Oxfam Ambassador Tegla Loroupe visits Darfur

Oxfam Ambassador and renowned Kenyan sports athlete Tegla Loroupe says that the humanitarian crisis facing the people of Darfur is of a scale unlike any she has ever seen.

Oxfam Ambassador and renowned Kenyan sports athlete Tegla Loroupe says that the humanitarian crisis facing the people of Darfur is of a scale unlike any she has ever seen.

Ms. Loroupe recently returned from a trip to the Darfur region of Sudan with international humanitarian agency Oxfam, where she spent a day in Kalma camp just outside the town of Nyala in South Darfur. More than 90,000 people have taken refuge in Kalma, fleeing violence and attacks on their homes. Across Darfur there are more than 2 million people living in similar camps, and more than 4 million dependent on aid agencies for assistance, in what is one of the world’s largest humanitarian crises.

Ms Loroupe said that although the vast response by aid agencies has improved living conditions in the camp, people there are still deeply traumatized by the violence that they have suffered and continue to face. They have seen their villages burned, men and boys killed and women and girls attacked, by armed men on all the many different sides of the conflict. All of these groups bear responsibility for ending the suffering, and during current negotiations the priority must be for them to agree and adhere to an immediate ceasefire.

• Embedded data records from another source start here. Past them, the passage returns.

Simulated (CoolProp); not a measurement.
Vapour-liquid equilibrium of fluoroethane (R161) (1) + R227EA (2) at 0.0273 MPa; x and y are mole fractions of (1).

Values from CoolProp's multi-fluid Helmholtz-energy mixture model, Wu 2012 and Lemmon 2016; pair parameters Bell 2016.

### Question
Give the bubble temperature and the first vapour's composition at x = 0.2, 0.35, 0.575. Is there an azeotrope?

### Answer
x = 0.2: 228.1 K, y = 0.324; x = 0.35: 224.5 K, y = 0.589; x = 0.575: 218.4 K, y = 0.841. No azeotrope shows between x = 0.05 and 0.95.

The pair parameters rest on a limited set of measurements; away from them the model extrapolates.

According to Ms Loroupe, "the camps are like prisons for those living in them. When women and girls move outside the camps to find firewood, they are in grave danger of being attacked by the militias which rampage through the region. The children in the camps know nothing of a normal life and they are likely to spend most of their formative years knowing nothing else but camp life."

“What I have heard and seen is nothing short of grave human injustice and failure to ensure that those who need protection have it. We cannot allow for respect and dignity to be discarded and ignored. What the people in the camps told me is that they need concrete action – not more words and threads of hope. We are a community, and together we should protect all of our people from violence, no matter where they live on our continent.”

Ms. Loroupe also heard from aid workers who are finding Darfur an increasingly difficult place to work amid daily attacks on humanitarian operations, including hijackings, robberies, and abductions. She heard from residents of Kalma that armed men frequently enter the camps at night to steal animals and intimidate civilians.

Oxfam staff in Kalma are providing more than 50,000 people in the camp with vital assistance such as clean water and sanitation. The heavy rainy season is now approaching and Ms. Loroupe visited Oxfam programmes that are helping to prevent the camp from being flooded.

Ms Loroupe, who is one of Kenya’s most renowned athletes, undertook the trip in the hope of putting pressure on Africa’s leaders to do more in response to the crisis. “Our continent’s leaders must do all they can to get the many different armed groups in Darfur to stop the violence and agree to an immediate ceasefire,” she said.

“The people of Darfur are all African – whether Fur, Masalit, Arab or any other tribe – and they are all suffering. It is African civilians who are being killed, African peacekeepers being shot and murdered, and many African aid workers who have come from across the continent to alleviate the suffering who are being targeted for attack.”

She also called for the African Union Mission in Sudan (AMIS) to be strengthened immediately. AMIS is under-funded, under-strength and increasingly under fire, with ten African peacekeepers killed so far this year. “African countries need to provide more troops to protect the people of Darfur, and the rest of the world must ensure that these troops have the support that they need,” she said.